Rabu, 26 Januari 2011

Telco 2.0 News Review

Telco 2.0 Top Stories



[Ed: Telco 2.0 presents our Best Practice Live! virtual event in two weeks' time. On the 2nd of February, 0900-1500 GMT, and the 3rd of February, 0900-1500 Pacific Standard Time, we're presenting a succession of talks from key innovators in the industry and on-line discussions. Sign up here - it's FREE more details are here]



A clear top story this week: Eric Schmidt hands over after 10 years as Google's CEO. Schmidt's hopping upstairs to stay on as chairman of the board, in fact executive chairman, while Larry Page will take over as CEO. On the official blog, Page said that he now felt he no longer needed adult supervision. Not many other startups would have decided to give the top job to an outsider because they didn't feel mature enough to run the business - it's one of the reasons Google is such a special company. Meanwhile, Sergey Brin is moving to a new role heading Google's product development.

Although Facebook is now the world's most visited web site, Google was able to announce outstanding fourth-quarter results to go with the personnel changes. Net income in the quarter was $2.5bn, up 29% year-on-year on sales of $8.4bn, themselves up 26%. So not only did they gain volume, they also improved margins. An interesting detail from the results was that although Facebook accounted for 13.6% of US display ad revenue in 2010, just ahead of Google on 13.4%, this compares with 7.3% and 4.7% respectively in 2009 - so Google's catching up fast, even outside its search-ad core business.



There's a decent Schmidt retrospective here - note that Google has some $35bn in cash on hand. What would Richard Kramer say?



Google Voice briefly launched mobile number portability this week, offering its subscribers the chance to move their original number onto the new service. That sounds like a significant enhancement, but hardly had the link appeared on the GV web site than it vanished again - perhaps, as with Google Nexus One activation, they've discovered that being a telco is quite difficult. And Google Voice, technically, is just that - it's a CLEC.



There's an idea: Telcordia is up for sale and there's very little the company that was Bellcore doesn't know about OSS. A snip at $2bn!



Elsewhere in the Googleplex, Google says it mostly bought the iconic-for-engineers 111 8th Avenue carrier hotel for the office space, and it wants to move its East Coast engineering centre in there. Data Center Knowledge points out that the buy single-handedly represents a spike in Google's CAPEX for Q410. And having failed to buy local-ads company Groupon, the Google is going to make its own version.

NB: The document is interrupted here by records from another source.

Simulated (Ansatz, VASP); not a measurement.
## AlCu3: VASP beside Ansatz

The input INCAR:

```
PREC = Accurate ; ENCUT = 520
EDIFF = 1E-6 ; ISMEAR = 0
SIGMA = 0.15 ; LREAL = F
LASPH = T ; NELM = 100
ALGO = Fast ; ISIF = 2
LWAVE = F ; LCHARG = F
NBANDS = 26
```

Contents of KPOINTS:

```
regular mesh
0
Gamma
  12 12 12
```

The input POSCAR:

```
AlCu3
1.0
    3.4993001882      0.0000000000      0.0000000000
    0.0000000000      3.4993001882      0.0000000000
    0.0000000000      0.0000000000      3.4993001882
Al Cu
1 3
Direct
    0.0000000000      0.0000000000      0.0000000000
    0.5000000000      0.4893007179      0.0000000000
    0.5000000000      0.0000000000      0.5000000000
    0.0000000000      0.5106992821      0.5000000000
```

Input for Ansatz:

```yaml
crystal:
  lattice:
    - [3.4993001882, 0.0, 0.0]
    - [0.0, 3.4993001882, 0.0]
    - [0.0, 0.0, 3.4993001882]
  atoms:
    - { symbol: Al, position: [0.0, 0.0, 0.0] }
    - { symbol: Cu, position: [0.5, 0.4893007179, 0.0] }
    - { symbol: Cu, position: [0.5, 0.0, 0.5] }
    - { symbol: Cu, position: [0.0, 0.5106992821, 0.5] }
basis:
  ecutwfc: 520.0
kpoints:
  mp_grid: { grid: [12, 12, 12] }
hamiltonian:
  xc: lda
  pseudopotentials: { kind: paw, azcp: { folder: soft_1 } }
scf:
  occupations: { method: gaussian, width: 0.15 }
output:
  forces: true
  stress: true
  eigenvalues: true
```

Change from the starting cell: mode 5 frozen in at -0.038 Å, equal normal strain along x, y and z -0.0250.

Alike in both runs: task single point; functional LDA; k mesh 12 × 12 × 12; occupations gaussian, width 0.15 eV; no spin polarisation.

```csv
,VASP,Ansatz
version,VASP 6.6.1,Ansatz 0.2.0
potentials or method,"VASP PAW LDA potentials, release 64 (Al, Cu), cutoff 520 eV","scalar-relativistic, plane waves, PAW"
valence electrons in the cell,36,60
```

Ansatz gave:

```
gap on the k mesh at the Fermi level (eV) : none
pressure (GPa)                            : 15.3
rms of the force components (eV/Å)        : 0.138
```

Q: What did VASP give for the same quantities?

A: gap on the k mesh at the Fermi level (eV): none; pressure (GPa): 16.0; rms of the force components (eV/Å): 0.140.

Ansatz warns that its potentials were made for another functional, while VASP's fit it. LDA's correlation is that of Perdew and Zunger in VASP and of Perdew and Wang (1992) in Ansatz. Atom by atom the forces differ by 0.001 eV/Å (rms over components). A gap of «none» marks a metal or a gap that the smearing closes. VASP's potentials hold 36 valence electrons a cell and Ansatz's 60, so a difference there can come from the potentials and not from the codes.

Android intellectual property is going to get tiresome this year; here's an interesting summary of the various patent disputes. The latest one involves what Oracle claims is patented code (from Sun, originally) that was distributed with some Android devices, probably as part of vendor customisations. Details are here - some people argue that the code in question is a unit-test module that should never have been included in production builds anyway, and would most likely have been distributed by accident. Further analysis is here and suggests that it may be more serious and might involve Dalvik, Google's homemade Java virtual machine.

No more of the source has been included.